Enter the starting point and destination of a trip in the future, and get an estimate for how long and how much.
The program constantly requests real-time estimates for rides generated by a stochastic process, and stores the estimates. The estimate for a given trip is computed by searching historical data for similar trips.
For instance, you want to know how long it will take and how much money it will cost to get from The Marriot to the airport two months from now, when you are flying home from vacation. You enter the trip and the time into a web/mobile interface, and get back a duration in minutes and a price in dollars (or local currency).

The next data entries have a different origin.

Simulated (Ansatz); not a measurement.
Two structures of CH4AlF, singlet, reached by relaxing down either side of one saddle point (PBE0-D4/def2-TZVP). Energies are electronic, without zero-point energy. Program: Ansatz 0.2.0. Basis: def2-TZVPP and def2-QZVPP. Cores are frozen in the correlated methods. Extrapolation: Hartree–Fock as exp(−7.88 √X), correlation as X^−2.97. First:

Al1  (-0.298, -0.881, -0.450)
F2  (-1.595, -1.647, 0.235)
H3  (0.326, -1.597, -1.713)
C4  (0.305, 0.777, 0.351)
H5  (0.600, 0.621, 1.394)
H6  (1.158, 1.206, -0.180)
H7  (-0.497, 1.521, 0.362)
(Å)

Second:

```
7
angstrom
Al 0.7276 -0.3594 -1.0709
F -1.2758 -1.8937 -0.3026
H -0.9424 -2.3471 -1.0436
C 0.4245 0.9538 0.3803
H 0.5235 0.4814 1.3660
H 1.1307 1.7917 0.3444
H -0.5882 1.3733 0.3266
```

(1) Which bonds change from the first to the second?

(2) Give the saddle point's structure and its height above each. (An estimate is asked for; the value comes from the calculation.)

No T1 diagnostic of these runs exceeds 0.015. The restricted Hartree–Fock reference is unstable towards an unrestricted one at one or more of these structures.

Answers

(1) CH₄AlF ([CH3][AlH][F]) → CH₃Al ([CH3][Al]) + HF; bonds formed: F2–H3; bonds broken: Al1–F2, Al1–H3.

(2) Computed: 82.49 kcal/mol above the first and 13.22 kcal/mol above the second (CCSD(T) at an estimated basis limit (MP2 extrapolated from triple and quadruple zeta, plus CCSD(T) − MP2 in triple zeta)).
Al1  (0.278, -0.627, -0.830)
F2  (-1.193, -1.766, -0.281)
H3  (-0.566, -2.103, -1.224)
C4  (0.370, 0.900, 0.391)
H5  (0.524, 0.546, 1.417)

This project is developed with:
Once those tools are installed on your system, get the code and set up the virtual environment like so:
$ git clone git@github.com:mroll/rate-predictr.git
$ cd rate-predictr
$ mkvirtualenv rate-predictr
$ pip install -r requirements.txt
Commands currently supported by the cli:
$ ./main.py add_location boston_common --lat=42.354706 --lng=-71.066450
This will add a row to the location
database table. The row will have the name
boston_common
and the lat and longtide values seen above. This is a
convencience method for adding locations to be used by the get_costs
command.
$ ./main.py get_costs --center=boston_common --radius=R N
This will query the Lyft API for cost estimates for N
trips randomly selected
in an R
mile radius around center. The trips and the returned estimate will be
recorded in the database.
See util.py:random_point_in_circle
for how the coordinates of the start and
end location of the trip are generated.
The program needs to generate start and end locations to send to Lyft for cost estimates. The start and end locations are parsed by the lyft api as (lat,lng) pairs, so our algorithm should generate (lat,lng) pairs.
To generate a batch of coordinate pairs, we can draw from a set of points in some bounded area, using a probability distribution. Right now the code uses a circular area around a given center, and a uniform distribution. In the future, more complicated polygons and distributions could be used, to reflect actual Lyft usage.
Given a start location, and end location, and a time, how do you find the most likely cost and duration of a ride?
Since the (lat,lng) pairs are real numbers that go out to several decimal places, we cannot rely on having exact matches in the database for a given trip. An approximation must be good enough.
One idea is to look for trips with a start location within some distance X of the given start location, and an end location within that same distance X of the given end location. Then take the average cost of those trips. Maybe there are other parameters to use for filtering, like time of the year, weather, time of day, etc., that can be used to make the approximation more accurate.